Was talking about this with someone recently... does it say something that most indie persons, who find their own way into game development, do not simply want to go and make a first person shooter or something that is one of the like 3 or 4 ground-down genres which comprise the backbone of AAA games? Curiously enough, most people outside the 'pro league' game industry want to make unusual things, classic style games, simple but addictive arcade fare, and presently uncommon adventure and RPG staples.

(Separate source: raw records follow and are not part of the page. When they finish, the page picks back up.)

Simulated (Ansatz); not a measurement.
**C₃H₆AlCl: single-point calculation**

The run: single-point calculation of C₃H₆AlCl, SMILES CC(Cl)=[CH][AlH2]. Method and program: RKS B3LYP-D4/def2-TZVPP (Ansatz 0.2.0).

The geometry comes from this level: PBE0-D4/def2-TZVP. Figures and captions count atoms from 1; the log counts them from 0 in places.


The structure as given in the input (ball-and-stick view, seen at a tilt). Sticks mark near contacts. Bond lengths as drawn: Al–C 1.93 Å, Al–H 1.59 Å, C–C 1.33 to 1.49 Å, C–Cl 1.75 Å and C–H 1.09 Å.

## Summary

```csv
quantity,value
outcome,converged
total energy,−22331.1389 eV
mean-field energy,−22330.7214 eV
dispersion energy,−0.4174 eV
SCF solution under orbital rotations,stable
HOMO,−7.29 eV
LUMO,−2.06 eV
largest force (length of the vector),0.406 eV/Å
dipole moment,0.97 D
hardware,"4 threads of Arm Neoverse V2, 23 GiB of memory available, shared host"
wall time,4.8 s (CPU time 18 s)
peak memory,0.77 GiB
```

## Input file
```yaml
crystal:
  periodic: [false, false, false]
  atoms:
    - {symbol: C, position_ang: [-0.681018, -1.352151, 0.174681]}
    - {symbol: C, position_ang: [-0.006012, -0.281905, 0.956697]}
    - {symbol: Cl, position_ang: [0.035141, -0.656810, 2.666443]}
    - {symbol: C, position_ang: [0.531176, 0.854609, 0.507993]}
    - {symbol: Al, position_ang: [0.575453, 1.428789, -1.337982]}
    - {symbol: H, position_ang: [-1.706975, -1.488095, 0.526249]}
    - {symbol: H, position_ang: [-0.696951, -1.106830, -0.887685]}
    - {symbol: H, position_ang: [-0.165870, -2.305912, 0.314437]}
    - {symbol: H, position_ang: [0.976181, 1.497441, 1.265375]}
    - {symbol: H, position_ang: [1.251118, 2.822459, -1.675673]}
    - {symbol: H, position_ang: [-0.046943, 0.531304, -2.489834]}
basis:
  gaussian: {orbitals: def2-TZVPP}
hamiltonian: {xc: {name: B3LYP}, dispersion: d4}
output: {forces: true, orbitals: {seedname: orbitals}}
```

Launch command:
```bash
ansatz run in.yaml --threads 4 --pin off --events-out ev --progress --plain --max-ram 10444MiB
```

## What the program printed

One could argue that it is the fault of publishers that genuine creativity and a healthy variety of ideas in the design ecosystem is stifled, but I'm not that sure. While some developers do tell stories of proposing games that break out of the current stagnation only to be shot down, I seem to read plenty of these people who, when queried, just seem to not have a thought in their head besides "throw more hardware power at it! Crank up those shaders! Have you seen what we're doing with scripted crumbling walls today?! We're pushing the envelope! Changing the world!"
 

mclaren777

Member
SP Battlefield is terrible, will always be terrible and is just a waste of DICE resources.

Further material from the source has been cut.